Lot 291

CHARLES RENNIE MACKINTOSH (1868-1928)
PAIR OF STAINED OAK DINING CHAIRS, CIRCA 1911








Auction: 25 March 2015 at 11:00 GMT
Description
each with tall rectangular slat-filled back above original drop-in seat with horsehair cover, and deep seat rails, raised on square legs linked by side stretchers (2)
Dimensions
47cm wide, 100.5cm high, approx. 46cm deep
Footnote
Provenance:
William Douglas Esq., Glasgow
Benno Schotz Esq., Glasgow
Jack Coia Esq., Glasgow and by descent
Literature: Billcliffe, Roger 'Charles Rennie Mackintosh: The Complete Furniture, Furniture Drawings and Interior Designs', Moffatt 2009, p. 213, see footnote to no. 1910.12.25
Cotton, Bernard D. 'Scottish Vernacular Furniture', London 2008, pp. 172-177, plates 296-298
Note: In 1911, when these chairs were made, Charles Rennie Mackintosh was in the last phase of creativity as an architect and designer in Glasgow, before he and his wife Margaret Macdonald Mackintosh moved to Walberswick in Suffolk. During that year he was commissioned by Miss Cranston to provide designs for the temporary White Cockade tearoom at the Glasgow Exhibition. He also produced redesigns of furniture and interior decorations for The Chinese Room and designed a new room, The Cloister Room, both for Miss Cranston's Ingram Street Tearooms.

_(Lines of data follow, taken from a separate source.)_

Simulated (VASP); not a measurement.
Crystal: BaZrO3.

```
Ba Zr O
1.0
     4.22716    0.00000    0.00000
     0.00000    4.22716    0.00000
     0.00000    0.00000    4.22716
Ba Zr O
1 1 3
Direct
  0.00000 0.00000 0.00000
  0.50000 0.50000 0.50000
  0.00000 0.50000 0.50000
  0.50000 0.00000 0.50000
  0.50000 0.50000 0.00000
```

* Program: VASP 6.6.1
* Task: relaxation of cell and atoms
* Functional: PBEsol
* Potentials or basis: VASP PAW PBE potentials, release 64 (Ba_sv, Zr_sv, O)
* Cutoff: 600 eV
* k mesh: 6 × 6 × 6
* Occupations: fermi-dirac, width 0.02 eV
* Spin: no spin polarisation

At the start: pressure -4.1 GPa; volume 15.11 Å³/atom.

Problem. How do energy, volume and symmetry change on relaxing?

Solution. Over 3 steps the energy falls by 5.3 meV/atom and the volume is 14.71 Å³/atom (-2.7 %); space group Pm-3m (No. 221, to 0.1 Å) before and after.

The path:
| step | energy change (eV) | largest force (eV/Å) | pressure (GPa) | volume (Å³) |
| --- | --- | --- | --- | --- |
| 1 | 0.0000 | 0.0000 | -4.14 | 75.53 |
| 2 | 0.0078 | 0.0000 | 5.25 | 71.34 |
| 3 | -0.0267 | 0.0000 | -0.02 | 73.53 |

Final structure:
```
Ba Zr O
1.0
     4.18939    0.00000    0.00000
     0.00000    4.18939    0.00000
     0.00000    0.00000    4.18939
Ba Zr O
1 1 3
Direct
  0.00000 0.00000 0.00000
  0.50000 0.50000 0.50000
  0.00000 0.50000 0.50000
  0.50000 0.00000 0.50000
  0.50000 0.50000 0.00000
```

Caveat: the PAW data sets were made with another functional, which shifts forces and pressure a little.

At the same time he worked on a series of furniture designs for his friend, the decorator William Douglas, who worked from premises in West George Street and was employed on various projects by Mackintosh including Hous'hill, Miss Cranston's home, in 1904. Amongst the furniture designed for Douglas was a set of six oak dining chairs, of which this pair forms part. The chairs are stained dark and designed in the brander back style, so called in Scotland because of their backs' resemblance to the brander iron or gridiron used over the fire to cook meat or to toast oatcakes. The origins of the brander back date to the late 18th century or earlier. The simple concept of vertical back slats was used on chairs in one interpretation or another for all levels of society throughout Scotland until the second half of the 19th century when it fell out of fashion.
Mackintosh's' genius was that he had the ability to make something new out of tradition, as these deceptively simple chairs demonstrate. In common with, for example, his interpretations of ladder back chairs in various manifestations; Mackintosh has designed his own version of this vernacular chair. The back, typically squat, has been elongated, and the number of slats doubled from a characteristic four to eight. He has further accentuated the vertical character of the chair by omitting the cross-stretchers, normally found to the front and rear.